Questions from a Muslim to a Trump Supporter

Dear Trump Supporter,

I do not believe I possess the vocabulary nor the strength to accurately describe my current feelings of despair. The walls, the bans; it is all underway. Just last week Trump announced the building of the wall along the U.S.’s southern border and issued a complete ban on immigration from seven Muslim majority countries: Iran, Iraq, Libya, Somalia, Sudan, Syria and Yemen. The ban also applies to individuals holding dual U.S. citizenship.

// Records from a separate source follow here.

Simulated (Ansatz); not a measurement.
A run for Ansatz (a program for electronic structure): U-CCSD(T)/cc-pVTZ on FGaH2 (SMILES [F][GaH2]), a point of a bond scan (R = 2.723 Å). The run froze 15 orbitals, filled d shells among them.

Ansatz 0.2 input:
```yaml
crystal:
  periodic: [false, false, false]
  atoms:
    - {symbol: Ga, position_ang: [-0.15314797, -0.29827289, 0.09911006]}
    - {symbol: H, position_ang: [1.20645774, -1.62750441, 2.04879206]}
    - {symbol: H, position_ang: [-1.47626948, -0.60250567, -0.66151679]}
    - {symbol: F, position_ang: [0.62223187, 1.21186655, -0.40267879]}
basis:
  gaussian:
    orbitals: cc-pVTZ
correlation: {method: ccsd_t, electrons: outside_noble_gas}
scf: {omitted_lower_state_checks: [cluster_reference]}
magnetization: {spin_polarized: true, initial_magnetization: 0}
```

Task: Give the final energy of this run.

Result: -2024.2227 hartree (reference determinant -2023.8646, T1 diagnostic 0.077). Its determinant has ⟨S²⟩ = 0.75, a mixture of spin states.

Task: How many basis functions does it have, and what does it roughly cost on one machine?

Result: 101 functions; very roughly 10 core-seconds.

I have never, in my life, felt such anxiety. My grandmother will be travelling to Pakistan in the coming months. I am tempted to convince her not to go for fear that she will be not be let back into the country when she decides to return. Why do I feel this way? What have Muslims done to deserve such treatment? Have we done something so inhumane, so grotesque, that with a stroke of a pen, we are deemed unworthy of setting foot in America?

Prior to the election, you casually remarked “he won’t be that bad” and “there’s no way he’ll do (Insert xenophobic policy here).” It seems that many Americans who either voted for Trump or chose not to vote at all, had a naive confidence in America’s institutions. It seems that you had faith in Republican leaders to stand up for those groups which Trump wished to marginalize. I am sorry to say that you were wrong. Very, very, wrong. Your negligent feelings towards Trump’s actual policies lead me to ask a few questions. I must admit, not only for my knowledge as an active citizen, but in large part, for my sanity as an American-Muslim that must live in a country which wishes to see his people banned.

The first is “why did you vote for him?” If you felt that he would not be able to follow through on his promises, by what merit did he deserve your vote? Analysts attribute Trump’s win to a certain ‘feeling’ he gave voters. What was that feeling? Please, tell me. Did his promises to deport millions of people make you ‘feel’ good? Or maybe his idea to punish women for having abortions filled some long, deep, void.

Nevertheless, I completely understand his popularity. Borders matter. National identity matters. The white working class of America feels forgotten. However, does turning away refugees who only wish to find safety from a never-ending bombing campaign strengthen our national identity? Do walls and bans make you feel remembered?

As much as I would like to give you the benefit of the doubt, I cannot. While his promise to bring jobs back to the U.S. was appealing, no doubt, he was not the only one to support such as proposal. Both Hillary Clinton and Bernie Sanders were also supporters of curbing free trade. Yet, you still voted for Trump despite his repeated promises to remove and bar people of different faiths and races from this country.

I have come to the unfortunate conclusion that many voted for Trump not only for the economy, or security, but to live in an America which is controlled by white, straight, ‘Christian,’ men. An America which thrives off of appealing to people’s most fatalistic emotions. A country in which giving less to someone who isn’t Christian, or male, or, white, somehow gives more to you. Let me be clear, I am not calling everyone who voted for Trump a bad person. I am not calling you a racist deplorable. I am, however, calling you selfish. Despite all the outrage from women, Muslims, Hispanics, and people in the LGBT + community, you still voted for him hoping that somehow, disenfranchising the aforementioned groups, would make your life better in some imaginary, zero sum affair.

I do not know if I will be able to forgive you. I do not know if I want to forgive you, as you showed me something about this country I thought was long buried in its past. You showed me that America is not what I thought it was. You showed me that no matter how hard people of color or American-Muslims work to be good citizens, millions of our fellow Americans hate us for no good reason other than the fact that we somehow make their lives worse by simply existing. That is something we will never forget.

I pray that if you do not see the error of your deeds soon, you will see them before something much more sinister occurs. I pray that through marches and protests, we are looked at not as ‘crybabies,’ but as concerned citizens who only wish to see their country live up to its potential as the beacon of liberty and compassion we all know it can be. Finally, I pray that one day, American-Muslims can tell their children that their fellow countrymen and women stood beside them, steadfast, in the struggle against bigotry we currently face.


Usjid Hameed

Towson University Student. American. Muslim.